Mortgage Daily

Published On: July 14, 2014

Guidance has been issued to help mortgage brokers that are transitioning to mini-correspondent lenders better understand whether they are still subject to broker rules.

Consumer Financial Protection Bureau rules that took effect this year prohibit financial incentives for mortgage brokers to place borrowers in risky loans.

In addition, the CFPB rules require lenders to include compensation to brokers in their calculations that determine whether a loan meets certain consumer protection standards.

These requirements fall under the Real Estate Settlement Procedures Act along with its implementing Regulation X and the Truth in Lending Act and its implementing Regulation Z.

But some mortgage brokers are transitioning to the mini-correspondent business model because, they believe, they will be exempt from these rules.

The CFPB says that could be a mistake.

While mortgage brokers only connect borrowers with actual lenders, correspondent lenders underwrite loans, make the final credit decision and fund the loans — which are subsequently sold in the secondary market to investors.

The bureau is concerned that some brokers are setting up arrangements with investors where they claim to be mini-correspondent lenders even though they are still just facilitating a transaction between a borrower and a lender.

Such arrangements — which are not funded by a bona fide warehouse line carried by the mini-correspondent lender — are referred to as “table funding,” are not secondary market transactions and do not exempt brokers from the requirements.

So the regulator has issued guidance to help clarify whether a firm should be considered a broker or a lender.

“While some brokers may be setting up such arrangements because they intend to grow into full correspondent lenders, the bureau is concerned that other brokers may simply be attempting to evade consumer protection rules,” the CFPB announcement said. “Today’s guidance confirms that mortgage brokers who merely choose to describe themselves as mini-correspondent lenders are not automatically exempt from applicable consumer protection requirements.”

One question the CFPB seeks to answer is whether the mini-correspondent still acts as a mortgage broker in some transactions with the same wholesaler that also provides the warehouse line of credit. If the answer is yes, then the bureau will need to determine what distinguishes broker transactions and lender transactions with the wholesale lender.

The CFPB also wants to know how many investors the mini-correspondent lender has available to purchase loans.

Another question is whether the warehouse line bona fide. Factors considered here include whether the line is provided by a third-party warehouse bank, if the warehouse lender is also an investor and whether the warehouse line is captive.

The CFPB will also consider how thorough the approval process was for the warehouse line, how many warehouse lines the mini-correspondent has and what share of total monthly volume is sold to the entity providing the line.

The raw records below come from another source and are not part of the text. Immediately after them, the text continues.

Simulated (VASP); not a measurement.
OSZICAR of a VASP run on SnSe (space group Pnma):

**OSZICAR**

One other factor the CFPB will analyze about the warehouse line is whether the size of the line is relative to the mini-correspondent’s assets or net worth.

On the operational side, the regulator will look at what changes the mini-correspondent lender has made to staffing, procedures and infrastructure in order to support the transition to mini-correspondent.

Another operational consideration is the training or guidance the mini-correspondent has received in order to understand the additional compliance risk associated with being a lender or creditor.

Additional operational questions the CFPB will seek to answer is which entity underwrites the loan and makes the final credit decision and what share of the production process is being performed by the mini-correspondent or its independent agent. In the case where the investor does most of these activities, the regulator will need to know if there is a plan in place to transfer these functions and what the time frame and conditions of the transition are.

No single question will be solely used to determine how the CFPB will exercise its supervisory and enforcement authorities. The regulator might consider additional factors.

In addition, the facts and circumstances of a particular mortgage transaction under review will be relevant to how the bureau exercises these authorities.

“The bureau will closely monitor the practices of mini-correspondents, including former mortgage brokers that have converted to this form, to ensure that the protections afforded to consumers under federal consumer financial law, including the bureau’s implementing regulations, are not being evaded,” the guidance stated. “In doing so, the bureau will use all appropriate tools to assess whether supervisory, enforcement or other actions are necessary.”